Ladies and gentlemen, I give you,
The Guide to 2009: Lessons Learned From 2008
- You don't appreciate the 1:41 AM train until it's gone.
- Getting an early start on Sunday to drive home from the beach is a smart plan in theory, but fails in practice, because EVERYBODY gets an early start on Sunday to drive home from the beach.
- Hockey games are actually fun to attend.
- You can get anyone to sing with a private karaoke room.
- Getting a tattoo IS as painful as it looks.
- If you are desperate at the end of the night, say "Yo, does anyone want to make out?" to a group of girls. It has a 100% success rate so far.
- When attending a wedding, don't bring someone you have to babysit. Bring someone you know will have a good time. Bonus points if they are hot.
- Play poker very conservatively in the casinos. The other players will get pissed and throw away all of their money trying to make you fold on good hands.
- The difference between a restaurant "fee" and "gratuity" added for large parties is not worth arguing over. It can end friendships.
- The difference between "crayon" and "cran" IS worth arguing over. It can strengthen friendships.
- Don't miss Newark Penn Station when taking the last train home. Bad things happen to good people.
- Mistletoe-on-a-stick has great potential, and if mass produced, would make literally hundreds of dollars.
- Copper wind spinners don't work when hanging from an attic ceiling.
- Girls find you more attactive when you dress like a guido.
- NEVER, under any circumstances, do Teach For America. It's worse than boot camp.
- Don't wait another 15 years to go to Medieval Times.

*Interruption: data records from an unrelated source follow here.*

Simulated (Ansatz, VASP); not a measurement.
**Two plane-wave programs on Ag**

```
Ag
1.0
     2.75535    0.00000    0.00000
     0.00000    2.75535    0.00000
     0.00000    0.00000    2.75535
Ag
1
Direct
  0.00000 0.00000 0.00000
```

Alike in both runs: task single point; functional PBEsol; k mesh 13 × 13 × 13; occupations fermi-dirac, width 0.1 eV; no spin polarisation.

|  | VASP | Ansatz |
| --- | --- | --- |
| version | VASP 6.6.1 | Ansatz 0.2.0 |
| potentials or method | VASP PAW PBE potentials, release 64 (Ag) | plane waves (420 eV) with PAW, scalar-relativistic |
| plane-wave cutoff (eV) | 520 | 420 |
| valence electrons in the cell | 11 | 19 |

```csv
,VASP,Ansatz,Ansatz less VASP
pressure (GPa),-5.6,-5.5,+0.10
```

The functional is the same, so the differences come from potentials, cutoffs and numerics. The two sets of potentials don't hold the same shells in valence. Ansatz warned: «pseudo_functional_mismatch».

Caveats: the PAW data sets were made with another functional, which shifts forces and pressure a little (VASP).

- Boyfriends are like assholes. Every girl has one. Especially the really awesome girls who have 2 (one being their boyfriend).
- Virginia Tech > Boston College
- Joshua Tree gets way too crowded, but I will still continue to go there.
- and finally, Don't take taxis home from NYC that lack GPS capabilities.
1 comment:
hahahaha... i love it.
p.s. we took joann to medieval times tonight for her bachelorette party. no joke.